Stosur wound back the clock at Roland Garros this fortnight, taking down two former finalists as she reached the final four on the red clay of Paris for the fourth time.
But her dream of a second grand slam title – to join her 2011 US Open triumph – was trumped on Friday by the monster groundstrokes of Spanish sensation Garbine Muguruza.
Stosur was blown off the court 6-2 6-4 by the 22-year-old fourth seed, who will face 21-times grand slam champion Serena Williams in Saturday’s final.
But despite the one-sided end to her campaign, Stosur proved with victories over world No.6 Simona Halep and 11th seed Lucie Safarova that she’s far from a spent force.
“Certainly I don’t feel like the tennis I have played is out of myself or something that I’m not able to replicate,” Stosur said.
“I mean, I’ve got to be able to do it, but I certainly feel like I’m able to continue on the form I have showed this week.”
Having started the tournament ranked 24th in the world, Stosur will now climb to 14th – and would’ve cracked the top ten had she downed Muguruza.
The rankings rise puts her in the box seat to get a top-16 seeding at Wimbledon later this month – and the fourth-round protection, where she cannot face one of the top eight seeds until the fourth round, it affords her.
Stosur will now turn her attention to the Eastbourne International, which starts on June 19.

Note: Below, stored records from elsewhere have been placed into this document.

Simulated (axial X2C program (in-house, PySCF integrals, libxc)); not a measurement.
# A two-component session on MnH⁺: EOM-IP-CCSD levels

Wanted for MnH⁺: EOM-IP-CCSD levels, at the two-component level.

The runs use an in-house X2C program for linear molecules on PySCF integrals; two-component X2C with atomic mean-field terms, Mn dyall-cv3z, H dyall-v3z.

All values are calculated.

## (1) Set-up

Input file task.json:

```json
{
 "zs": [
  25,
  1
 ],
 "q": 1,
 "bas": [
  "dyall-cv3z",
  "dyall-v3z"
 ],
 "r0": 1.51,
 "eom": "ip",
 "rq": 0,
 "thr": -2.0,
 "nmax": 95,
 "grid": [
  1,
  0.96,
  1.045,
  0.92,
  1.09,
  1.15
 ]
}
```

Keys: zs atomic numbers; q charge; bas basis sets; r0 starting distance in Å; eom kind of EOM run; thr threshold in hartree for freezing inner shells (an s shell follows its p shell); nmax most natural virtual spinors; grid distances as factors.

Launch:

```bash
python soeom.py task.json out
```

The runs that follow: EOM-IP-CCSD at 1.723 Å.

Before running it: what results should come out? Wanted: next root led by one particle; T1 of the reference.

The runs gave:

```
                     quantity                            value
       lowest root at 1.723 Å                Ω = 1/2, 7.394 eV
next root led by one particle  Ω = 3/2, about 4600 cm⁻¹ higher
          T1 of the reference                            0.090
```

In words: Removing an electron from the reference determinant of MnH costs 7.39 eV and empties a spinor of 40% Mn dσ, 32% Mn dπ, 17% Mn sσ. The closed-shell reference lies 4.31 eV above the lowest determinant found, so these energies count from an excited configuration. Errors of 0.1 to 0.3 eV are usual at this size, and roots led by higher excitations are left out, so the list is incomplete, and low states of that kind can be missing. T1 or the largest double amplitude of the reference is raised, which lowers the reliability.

“It’s been a really great (fortnight at) Roland Garros for me,” Stosur said.
“Semis is something I’m really proud of, and it’s also really satisfying knowing that I had a really good leadup to here and then I was able to continue that form right through.”
From the outset on Friday, Stosur was outmatched, with Muguruza breaking the 32-year-old twice as she raced to a 4-0 first-set lead in a mere 18 minutes.
Her serve – which had proved invaluable in victory over Safarova and Halep – also faltered at crucial times as Stosur on three occasions double-faulted to hand breaks to her young rival.
But ultimately it was simply a dominant performance from Muguruza which proved the difference, with the Spaniard smashing 20 winners and pressuring Stosur into 22 forced and 20 unforced errors.
“I didn’t serve enough good serve percentage today, but I was trying to go after it,” Stosur said.
“It was really cold and you didn’t feel like you were getting a lot pop, so I really had to try and do something.
“Otherwise I knew she was going to swing away and dictate, which unfortunately she still was able to do for most of the match.”